Chinese officials, who denied access to the aircraft carrier, did not officially explained the reasons for their refusal. The situation has been elucidated by Chinese state media.
On April 30, News Agency of China 'Xinhua' published an article entitled 'American militaries should not be surprised that 'John K. Stennis' was denied access to Hong Kong'. The authors encouraged Americans to ponder on their actions, which specifically made them unwelcome guests.
The reason for their refusal was mentioned in the article; however, it was done in a veiled manner typical of 'Xinhua'. 'Let’s consider in what 'Stennis' has been recently involved,' – 'Xinhua' writes, and then lists a range of joint military exercises with South Korea and Philippines.
'It was a small punishment to the US military for their provocations,' the Chinese media asserted, allegedly citing some unidentified Chinese soldier.
American aircraft carriers make a stop in Hong Kong from time to time without any impediments. However, the recent incident is not the first refusal. In 2007, China rejected visits of two American naval vessels to Hong Kong after the United States sold arms to Taiwan.
The United States carrier battle group has been the subject of much controversy in China before its arrival in Hong Kong. Prior to that, the flotilla carried out a freedom of navigation operation in the South China Sea. Despite the fact that this operation conformed to international laws, the main problem is that China has announced its territorial claims over almost the entire South China Sea, and thus builds military bases there.

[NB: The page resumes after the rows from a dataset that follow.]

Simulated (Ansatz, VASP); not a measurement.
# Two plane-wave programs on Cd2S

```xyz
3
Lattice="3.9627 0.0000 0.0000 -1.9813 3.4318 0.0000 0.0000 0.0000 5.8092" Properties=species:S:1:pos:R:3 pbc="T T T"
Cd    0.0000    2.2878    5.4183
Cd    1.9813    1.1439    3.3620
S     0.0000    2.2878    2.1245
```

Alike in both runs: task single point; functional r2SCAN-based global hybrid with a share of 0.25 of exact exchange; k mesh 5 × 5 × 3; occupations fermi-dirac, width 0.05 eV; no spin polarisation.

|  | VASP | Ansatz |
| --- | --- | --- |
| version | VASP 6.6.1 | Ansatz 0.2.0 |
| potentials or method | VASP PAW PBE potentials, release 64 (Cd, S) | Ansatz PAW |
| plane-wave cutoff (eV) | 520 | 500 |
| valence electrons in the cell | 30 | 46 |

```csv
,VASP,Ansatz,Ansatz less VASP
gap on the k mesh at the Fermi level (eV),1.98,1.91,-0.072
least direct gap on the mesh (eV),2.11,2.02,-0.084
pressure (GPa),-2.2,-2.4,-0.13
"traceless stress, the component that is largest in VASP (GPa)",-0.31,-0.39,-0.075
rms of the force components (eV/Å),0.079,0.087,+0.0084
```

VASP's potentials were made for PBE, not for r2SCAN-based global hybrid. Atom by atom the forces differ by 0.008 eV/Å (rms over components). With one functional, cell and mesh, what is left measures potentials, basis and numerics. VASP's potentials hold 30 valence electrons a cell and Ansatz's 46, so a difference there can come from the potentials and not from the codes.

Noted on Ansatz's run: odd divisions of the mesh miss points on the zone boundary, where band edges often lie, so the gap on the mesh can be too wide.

The official website of the State Council of China – china.com – reprinted the provocative post of some blogger, who more than likely has no relation to Chinese military forces. If the US aircraft manifests aggression, its crew 'will rest in peace without graves', becoming a target for the second artillery corps armed with tactical and strategic missiles, the post says.
In the same article, the United States carrier battle group was compared to a “self-conceited teacher”, who will never dare to give China a good lesson. The authors ironically added that China was 'glad' about the arrival of the aircraft carrier because it would allow studying its tactical movements and reactions.
For instance, China could direct several fighter aircrafts against the carrier battle group to take a look at its reaction, the article says. Chinese reconnaissance ships would collect signals, and it would be a valuable material for Chinese armed forces.
Therefore, the presence of the aircraft carrier provides 'free lessons for China', the article concludes.
Nevertheless, they did not let the warship enter the Hong Kong port for a more detailed 'investigation'.